About one-fifth of the entire exports was in iron and machine products (1,337 [mil.] articles in iron, 680 machines); 722 millions from coal (as against imports of other qualities of 289), 658 millions of chemical products and drugs, 446 from cotton, 298 paint, 290 techno-electrical productions, etc.
What goods can Germany give in payment of the indemnity? We have seen how she has lost a very large part of her iron and a considerable quantity of her coal.
All the economic force of Germany was based upon:
(a) The proper use of her reserves of coal and iron, which allowed her to develop enormously those industries which are based on these two elements.
(b) On her transport and tariff system, which enabled her to fight any competition.
(c) On her potent overseas commercial organization.
Now, by effect of the treaty, these three great forces have been entirely or in part destroyed.
What goods can Germany give in payment of the indemnity, and what goods can she offer without ruining the internal production of the Entente countries? Let us suppose that Germany gives machines, colours, wagons, locomotives, etc. Then for this very fact the countries of the Entente, already suffering by unemployment, would soon see their factories obliged to shut down. Germany must therefore, above all, give raw materials; but since she is herself a country that imports raw materials, and has an enormous and dense population, she is herself obliged to import raw materials for the fundamental needs of her existence.
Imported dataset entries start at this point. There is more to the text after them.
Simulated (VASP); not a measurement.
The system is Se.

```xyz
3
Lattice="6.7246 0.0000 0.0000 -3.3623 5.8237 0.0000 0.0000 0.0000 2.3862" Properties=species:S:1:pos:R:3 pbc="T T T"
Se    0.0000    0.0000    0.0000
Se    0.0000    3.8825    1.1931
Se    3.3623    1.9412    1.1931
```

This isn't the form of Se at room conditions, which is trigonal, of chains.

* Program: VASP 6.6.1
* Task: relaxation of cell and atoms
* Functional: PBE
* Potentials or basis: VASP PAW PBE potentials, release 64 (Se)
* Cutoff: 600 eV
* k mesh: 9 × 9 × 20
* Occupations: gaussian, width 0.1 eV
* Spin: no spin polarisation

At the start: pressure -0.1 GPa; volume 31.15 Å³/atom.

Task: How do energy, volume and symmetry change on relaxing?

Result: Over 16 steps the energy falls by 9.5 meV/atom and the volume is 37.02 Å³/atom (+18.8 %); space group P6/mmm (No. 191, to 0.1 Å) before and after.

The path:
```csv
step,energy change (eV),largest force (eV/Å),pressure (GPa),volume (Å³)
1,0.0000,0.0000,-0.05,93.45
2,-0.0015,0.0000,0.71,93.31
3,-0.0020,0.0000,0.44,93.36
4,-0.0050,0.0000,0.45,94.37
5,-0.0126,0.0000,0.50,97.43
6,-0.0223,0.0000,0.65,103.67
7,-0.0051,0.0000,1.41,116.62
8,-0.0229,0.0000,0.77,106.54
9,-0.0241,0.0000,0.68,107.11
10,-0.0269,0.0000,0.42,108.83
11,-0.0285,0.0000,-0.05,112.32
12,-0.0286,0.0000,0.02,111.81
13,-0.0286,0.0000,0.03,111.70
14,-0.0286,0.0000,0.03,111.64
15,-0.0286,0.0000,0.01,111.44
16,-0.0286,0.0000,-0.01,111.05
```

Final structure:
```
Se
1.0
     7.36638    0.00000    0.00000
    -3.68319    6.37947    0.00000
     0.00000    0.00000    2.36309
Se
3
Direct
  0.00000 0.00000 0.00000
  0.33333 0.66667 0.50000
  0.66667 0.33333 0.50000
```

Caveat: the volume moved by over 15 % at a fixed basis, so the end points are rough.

If we examine Germany's commerce in the five years prior to the War—that is, in the five years of her greatest boom—we shall find that the imports always exceeded the exports. In the two years before the War, 1912 and 1913, the imports were respectively 10,691 and 10,770 millions, and the exports 8,956 and 10,097 millions. In some years the difference even exceeded two milliards, and was compensated by credits abroad, with the payment of freights and with the remittances (always considerable) of the German emigrants. All this is lost.
Exported goods can yield to the exporter a profit of, let us suppose, ten, twelve, or twenty per cent. For the Allies to take an income from the Custom returns means in practice reducing the exports. In fact, in Germany production must be carried on at such low prices as to compensate for the difference, or the exports must be reduced.